In the limit \(\Lambda \rightarrow \infty\), our theory should “agree with nature”, with \(c_0(\infty) = 0\), \(c_2(\infty) = m^2/2\), and \(c_4(\infty) = \lambda/4!\), but at finite scales \(\Lambda\), we may need additional coefficients that depend on the scale \(c_n(\Lambda)\). In our “theory”, we have moved the scale dependence \(\Lambda\) into the coefficients \(c_n(\Lambda)\) so that we can complete the gaussian integral as with Zee’s baby problem. The technique for calculating the various “correlation functions” \(C_n(\Lambda)\) is the same in terms of “Feynman” diagrams, but now possibly with more interactions.

from functools import partial
from scipy.integrate import quad
m = 1.2
lam = 0.1
def integrand(q, n):
    return q**n * np.exp(-m**2/2*q**2-lam/4/3/2*q**4)
    
def get_C(n, Lam):
    kw = dict(epsabs=1e-12, epsrel=1e-12)
    Zn = quad(partial(integrand, n=n), -Lam, Lam, **kw)[0]
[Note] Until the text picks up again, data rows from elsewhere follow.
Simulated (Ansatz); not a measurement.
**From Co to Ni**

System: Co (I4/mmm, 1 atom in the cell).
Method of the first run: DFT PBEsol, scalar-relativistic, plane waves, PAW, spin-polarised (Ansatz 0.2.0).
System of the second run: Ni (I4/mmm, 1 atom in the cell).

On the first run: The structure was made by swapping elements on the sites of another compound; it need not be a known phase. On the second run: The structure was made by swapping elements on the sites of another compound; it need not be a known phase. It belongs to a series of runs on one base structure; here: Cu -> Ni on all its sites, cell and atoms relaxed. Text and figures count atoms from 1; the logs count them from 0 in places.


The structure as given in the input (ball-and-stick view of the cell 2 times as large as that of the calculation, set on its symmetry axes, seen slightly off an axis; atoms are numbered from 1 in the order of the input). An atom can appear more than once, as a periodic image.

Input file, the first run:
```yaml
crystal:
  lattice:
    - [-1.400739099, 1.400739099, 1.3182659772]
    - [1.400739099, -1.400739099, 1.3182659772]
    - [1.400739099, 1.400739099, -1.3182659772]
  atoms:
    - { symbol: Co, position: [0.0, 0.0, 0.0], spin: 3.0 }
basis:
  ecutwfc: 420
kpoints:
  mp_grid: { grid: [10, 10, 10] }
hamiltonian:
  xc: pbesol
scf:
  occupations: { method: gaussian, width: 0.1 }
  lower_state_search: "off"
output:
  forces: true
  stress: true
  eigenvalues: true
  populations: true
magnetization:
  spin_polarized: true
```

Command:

    Z0 = quad(partial(integrand, n=0), -Lam, Lam, **kw)[0]
    return Zn/Z0

Lams = 10**np.linspace(-1, 2)
ns = [0, 2, 4, 6]
Cs = np.array([[get_C(n, Lam) for Lam in Lams] for n in ns])
fig, ax = plt.subplots()
ax.semilogx(Lams, Cs.T)
ax.set(xlabel=r"$\Lambda$", ylabel="$C_n$");